Knotel Closes $60M Funding Led by Norwest Venture Partners

The “agile workspace” provider sought the financing to expand its global footprint, which now stands at more than 1.7 million square feet.

By Scott Baltic, Contributing Editor

Jeff Crowe, Norwest Managing Partner

Jeff Crowe, Norwest Managing Partner

Knotel, a leading flexible office space service, has closed a $60 million round of funding led by Norwest Venture Partners.

As part of the investment, Norwest Managing Partner Jeff Crowe will take a seat on Knotel’s board. Norwest has already backed hot companies such as Opendoor, Uber and Spotify.

Agile workspaces represent the next generation of corporate offices, and Knotel is the clear leader of this movement,” Crowe said in a prepared statement.

The new round of financing brings Knotel’s total backing to $160 million. Existing investors include Newmark Knight Frank.

The fresh cash comes as Knotel continues to expand. Currently it offers “full-floor, fully-serviced, branded office space” at nearly 100 locations in New York, San Francisco, London and Berlin.

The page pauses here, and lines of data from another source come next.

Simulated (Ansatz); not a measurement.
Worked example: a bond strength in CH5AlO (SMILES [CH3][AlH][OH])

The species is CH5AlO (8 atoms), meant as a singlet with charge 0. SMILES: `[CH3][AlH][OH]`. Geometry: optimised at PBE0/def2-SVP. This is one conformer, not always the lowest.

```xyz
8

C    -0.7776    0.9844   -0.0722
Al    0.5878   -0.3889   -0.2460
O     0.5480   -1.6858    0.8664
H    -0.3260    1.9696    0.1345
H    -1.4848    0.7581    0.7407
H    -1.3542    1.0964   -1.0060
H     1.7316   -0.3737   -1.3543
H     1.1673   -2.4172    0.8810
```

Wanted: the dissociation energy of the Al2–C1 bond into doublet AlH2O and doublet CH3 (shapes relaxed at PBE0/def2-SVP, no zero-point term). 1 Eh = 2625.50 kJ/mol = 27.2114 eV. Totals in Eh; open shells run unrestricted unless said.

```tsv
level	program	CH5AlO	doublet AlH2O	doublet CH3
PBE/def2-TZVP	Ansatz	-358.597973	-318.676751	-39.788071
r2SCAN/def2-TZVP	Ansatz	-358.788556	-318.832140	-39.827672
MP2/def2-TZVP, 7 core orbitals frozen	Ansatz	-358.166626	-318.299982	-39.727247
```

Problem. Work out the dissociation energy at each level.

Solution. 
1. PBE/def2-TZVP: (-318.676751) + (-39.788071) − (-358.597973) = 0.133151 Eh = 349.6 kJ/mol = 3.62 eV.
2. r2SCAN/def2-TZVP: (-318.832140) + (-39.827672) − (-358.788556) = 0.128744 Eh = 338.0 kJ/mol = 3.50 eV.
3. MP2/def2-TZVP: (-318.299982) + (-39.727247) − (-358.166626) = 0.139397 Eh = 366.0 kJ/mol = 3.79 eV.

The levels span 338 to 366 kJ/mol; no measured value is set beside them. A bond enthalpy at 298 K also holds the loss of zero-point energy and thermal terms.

In the past six months, the company has more than doubled its footprint to a total of approximately 1.7 million square feet. Knotel reports that it’s on track to exceed $100 million in revenue run rate by year’s end, with mature locations operating at 90 percent occupancy.

More space, growing niche

By calling itself a “provider of agile workspaces for companies” and explaining that it “designs and manages agile office space for established and growing companies,” Knotel takes pains to set itself apart from coworking companies. But is the distinction valid?

An August report from Cushman & Wakefield called Coworking and Flexible Office Space: Additive or Disruptive to the Market? suggests that it is. The report compares coworking with what it calls “speculative office,” both of these in contrast to traditional office space.

As might be expected, speculative office/flexible office is intermediate between coworking and traditional space, offering its own combination of turnkey space with high potential for branding, typical lease terms of four to six years, and recurring costs that are lower than coworking space, yet higher than traditional space.

Whatever its blend of pros and cons, right now Knotel’s platform seems to be thriving.

In May, Knotel took a seven-year lease for 23,000 square feet in Manhattan’s NoMad neighborhood. Later in September, the company signed four leases—two new ones and two expansions—totaling nearly 32,000 square feet, also in Manhattan. And in October, Knotel inked a 28,820-square-foot, two-full-floor lease in Lower Manhattan.